The woman with the cart
She was walking along Old Broadway pulling a cart filled with what appeared to be some kind of seed. She looked haggard, all bundled up in a too-large blue jacket, weary from her journey.
I watched the woman dragging her cart this morning and couldn't help but wonder about her life. I don't know if she was struggling financially, lived nearby or simply didn't have a car. But, for some reason, it made me sad.
Seems we're reminded every day just how fortunate we are.
Work took me up to Hillcrest nursing home on Saturday. A Halls Middle School student had collected more than 300 stuffed animals and pairs of socks to give to each resident at the facility.
Some of the residents were barely lucid; others were alert and quite cheerful. One man said he didn't want a stuffed animal; a little later, though, he decided he'd take one. As I drove away, the thought crossed my mind that the girl's simple gesture might be the only Christmas present some of those folks receive.

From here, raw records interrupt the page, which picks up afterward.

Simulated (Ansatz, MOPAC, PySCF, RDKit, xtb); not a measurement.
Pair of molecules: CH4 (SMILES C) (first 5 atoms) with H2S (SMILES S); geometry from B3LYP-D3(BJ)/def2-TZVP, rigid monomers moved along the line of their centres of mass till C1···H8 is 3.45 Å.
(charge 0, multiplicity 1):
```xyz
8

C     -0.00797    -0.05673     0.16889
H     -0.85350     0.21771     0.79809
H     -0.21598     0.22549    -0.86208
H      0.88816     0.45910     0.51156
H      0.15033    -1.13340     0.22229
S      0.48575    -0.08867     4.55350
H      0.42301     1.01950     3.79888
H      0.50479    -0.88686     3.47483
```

We spend so much time rushing to stores, seeking the perfect gift, wasting too much money on junk we'll forget about come springtime. Oh, don't get me wrong, a little bit of that is OK, especially for kids. Real gifts, though, lie elsewhere.
You know about the babe in a manger and what it brought to the world.
I find little gifts every day -- in a bittersweet love song, in the eyes of a girl that takes my breath away, in the look a child gets when discovering something for the first time.
Sometimes somebody will call just to say hello. That is a precious (and rare) little present. If nothing else, silver shines in the stars and gold gleams in the morning sun.
All of this, and heaven too, mean more than anything wrapped in pretty paper with my name on it under the Christmas tree. What's funny, and pathetic, is that it took a woman walking with a cart by the side of the road for me to realize it.